10 Racist Supreme Court Rulings in US History
Dred Scott v. Sandford (1856)
When an enslaved person petitioned the U.S. Supreme Court for his freedom, the Court ruled against him—also ruling that the
Bill of Rights didn't apply to Black people.
Pace v. Alabama (1883)
In 1883 Alabama,
interracial marriage meant two to seven years' hard labor in a state penitentiary. When a Black man named Tony Pace and a white woman named Mary Cox
challenged the law, the Supreme Court upheld it—on grounds that the law, inasmuch as it prevented whites from marrying Black people
and Black people from marrying whites, was race-neutral and did not violate the Fourteenth Amendment.
The Civil Rights Cases (1883)
The
Civil Rights Act, which mandated an end to racial segregation in public accommodations, actually passed twice in U.S. history. Once in 1875, and once in 1964. We don't hear much about the 1875 version because it was struck down by the Supreme Court in the
Civil Rights Cases ruling of 1883, made up of five separate challenges to the 1875 Civil Rights Act. Had the Supreme Court simply upheld the 1875 civil rights bill, U.S. civil rights history would have been dramatically different.
Plessy v. Ferguson (1896)
Cumming v. Richmond (1899)
When three Black families in Richmond County, Virginia faced the closing of the area's only public Black high school,
they petitioned the Court to allow their children to finish their education at the white high school instead. It only took the Supreme Court three years to violate its own "separate but equal" standard by establishing that if there was no suitable Black school in a given district, Black students would simply have to do without an education.
Ozawa v. United States (1922)
A
Japanese immigrant, Takeo Ozawa, attempted to become a full U.S. citizen, despite a 1906 policy limiting naturalization to whites and Black people. Ozawa's argument was a novel one: Rather than challenging the constitutionality of the statute himself (which, under the racist Court, would have probably been a waste of time anyway), he simply attempted to establish that Japanese Americans were white. The Court rejected this logic.

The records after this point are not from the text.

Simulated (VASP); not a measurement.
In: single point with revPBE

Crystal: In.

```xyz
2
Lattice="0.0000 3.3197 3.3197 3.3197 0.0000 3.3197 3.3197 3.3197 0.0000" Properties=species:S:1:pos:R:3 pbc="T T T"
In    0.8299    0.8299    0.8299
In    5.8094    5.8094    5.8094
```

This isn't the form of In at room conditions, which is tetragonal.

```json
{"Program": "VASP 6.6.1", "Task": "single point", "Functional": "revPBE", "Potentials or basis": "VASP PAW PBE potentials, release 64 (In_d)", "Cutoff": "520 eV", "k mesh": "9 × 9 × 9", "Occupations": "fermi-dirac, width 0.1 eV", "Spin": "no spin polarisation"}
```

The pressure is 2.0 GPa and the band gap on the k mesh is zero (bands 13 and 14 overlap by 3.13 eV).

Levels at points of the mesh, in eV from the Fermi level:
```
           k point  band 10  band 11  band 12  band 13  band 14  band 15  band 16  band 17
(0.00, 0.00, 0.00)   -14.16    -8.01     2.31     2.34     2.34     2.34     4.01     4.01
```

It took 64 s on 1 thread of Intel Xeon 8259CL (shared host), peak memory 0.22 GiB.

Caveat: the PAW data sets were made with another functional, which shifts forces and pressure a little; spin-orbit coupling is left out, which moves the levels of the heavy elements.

United States v. Thind (1923)
An Indian American U.S. Army veteran named Bhagat Singh Thind attempted the same strategy as Takeo Ozawa, but his attempt at
naturalization was rejected in a ruling establishing that Indians, too, are not white.
Lum v. Rice (1927)
In 1924, Congress passed the
Oriental Exclusion Act to dramatically reduce immigration from Asia—but Asian Americans born in the United States were still citizens, and one of these citizens, a nine-year-old girl named Martha Lum, faced a catch-22. Under compulsory attendance laws, she had to attend school — but she was Chinese and she lived in Mississippi, which had racially segregated schools and not enough Chinese students to warrant funding a separate Chinese school. Lum's family sued to try to allow her to attend the well-funded local white school, but the Court would have none of it.
The Chinese Exclusion Act
The Chinese Exclusion Act was a deliberately biased piece of legislation designed to curtail Chinese immigrants from entering the United States in the late 1800s.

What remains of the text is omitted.